Delete data.py

2021-06-14 16:55:59 +09:00 · 2021-06-14 16:55:59 +09:00 · 8f239fdb84
commit 8f239fdb84
parent 0a88a2c968
1 changed files with 0 additions and 278 deletions
--- a/data.py
+++ b/data.py
@ -1,278 +0,0 @@
-import torch
-from torch.utils.data import Dataset
-from torch.utils.data import DataLoader
-
-import librosa
-import soundfile
-from sklearn import preprocessing
-import os
-import random
-import re
-from uyghur import uyghur_latin
-
-featurelen   = 128
-sample_rate = 22050
-fft_len     = 1024
-window_len  = fft_len
-window      = "hann"
-
-white_noise,_=librosa.load('white.wav',sr=sample_rate, duration=15.0)

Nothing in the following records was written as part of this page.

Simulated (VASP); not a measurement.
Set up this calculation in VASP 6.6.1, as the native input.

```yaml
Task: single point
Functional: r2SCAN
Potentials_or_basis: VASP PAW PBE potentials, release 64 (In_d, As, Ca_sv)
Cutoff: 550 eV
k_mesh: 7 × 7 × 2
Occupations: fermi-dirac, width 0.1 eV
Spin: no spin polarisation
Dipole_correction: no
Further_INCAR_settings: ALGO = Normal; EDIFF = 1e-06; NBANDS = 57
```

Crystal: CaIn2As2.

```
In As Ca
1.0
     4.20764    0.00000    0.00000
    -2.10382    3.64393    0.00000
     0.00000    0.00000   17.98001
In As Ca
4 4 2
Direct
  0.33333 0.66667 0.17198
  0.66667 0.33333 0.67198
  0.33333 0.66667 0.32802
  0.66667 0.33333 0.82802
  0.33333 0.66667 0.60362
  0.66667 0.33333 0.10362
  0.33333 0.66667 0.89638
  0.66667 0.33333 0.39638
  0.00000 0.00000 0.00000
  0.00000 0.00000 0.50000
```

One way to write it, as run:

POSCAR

-perlin_noise,_=librosa.load('perlin.wav',sr=sample_rate, duration=15.0)
-cafe_noise, _ = librosa.load('cafe.wav',sr=sample_rate, duration=15.0)
-radio_noise, _ = librosa.load('radionoise.wav',sr=sample_rate, duration=15.0)
-
-def addnoise(audio):
-    rnd = random.random()
-    if len(audio) > len(white_noise):
-        pass
-    elif rnd <0.25:
-        audio = audio + white_noise[:len(audio)] 
-    elif rnd <0.50:
-        audio = audio + perlin_noise[:audio.shape[0]]
-    elif rnd <0.75:
-        audio = audio + radio_noise[:audio.shape[0]]
-    else:
-        audio = audio + cafe_noise[:audio.shape[0]]
-    return audio
-
-def randomstretch(audio):
-    factor = random.uniform(0.8, 1.2)
-    audio = librosa.core.resample(audio,sample_rate,sample_rate*factor)
-    return audio
-
-def spec_augment(feat, T=50, F=13, time_mask_num=1, freq_mask_num=1):
-#def spec_augment(feat, T=70, F=15, time_mask_num=1, freq_mask_num=1):
-    rnd = random.random()
-
-    feat_size = feat.size(0)
-    seq_len = feat.size(1)
-
-    if  rnd< 0.33:
-        # time mask
-        for _ in range(time_mask_num):
-            t = random.randint(0, T)
-            t0 = random.randint(0, seq_len - t)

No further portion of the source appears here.